Key events
Here’s a grim example of Britain’s low-growth trap, from economics professor Jonathan Portes:
The Bank of England’s warning yesterday that interest rates will stay high for longer than many had hoped is a blow to Rishi Sunak, as he weighs up when to call an election.
As things stand, Sunak faces heading to the polls with the economy barely growing, and borrowing costs painfully high.
Sir John Redwood, a Conservative MP and former cabinet minister, argued that “targeted tax cuts would be extremely helpful” from the Treasury but said his main criticisms were directed at the Bank for lurching from low interest rates creating inflation to rates that “cause a housebuilding collapse and manufacturing recession”.
Reeves: Rate rise is ‘hammer blow’ for workers
Shadow chancellor Rachel Reeves has labelled yesterday’s rise in interest rates a “hammer blow for working people” which, she argues, did not need to happen.
Writing in the Daily Mirror, the shadow chancellor said the Government is “managing decline rather than getting us moving”.
She wrote:
“This rise – a hammer blow for working people – did not have to happen.
“The Tories crashed the economy with last September’s disastrous mini-Budget and left you paying the price.”
Reeves says Labour has a plan to improve the economy:
First, we’d make sure the banks provide support to mortgage holders who are struggling with repayments.
Second, we would introduce a proper windfall tax on the huge profits the oil and gas giants are making because of Russia ’s invasion of Ukraine and use that money to help families with the cost of living.

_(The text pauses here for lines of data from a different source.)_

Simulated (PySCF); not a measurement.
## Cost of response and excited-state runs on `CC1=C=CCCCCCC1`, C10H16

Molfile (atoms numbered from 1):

And third, we would put in place a long-term plan to secure and grow our economy.
Introduction: Economy is caught in a trap, says Jeremy Hunt
Good morning, and welcome to our rolling coverage of business, the financial markets and the world economy.
Britain is stuck in a ‘low-growth trap’, chancellor Jeremy Hunt has warned, after the Bank of England lifted interest rates to a 15-year high of 5.25% on Thursday.
The BoE also cut its growth forecasts yesterday, and warned that interest rates will remain “sufficiently restrictive for sufficiently long” to squeeze inflation out of the economy.
Hunt told Sky News that other advanced economies were also wedged in this trap saying:
It’s not just the UK, but Europe, the US, Canada, Japan…We’re all in a low-growth trap that we need to get out of.
The chancellor cited IMF forecasts that the UK’s long-term growth rates will be higher than France, Germany or Japan, but conceded “they’re not high enough.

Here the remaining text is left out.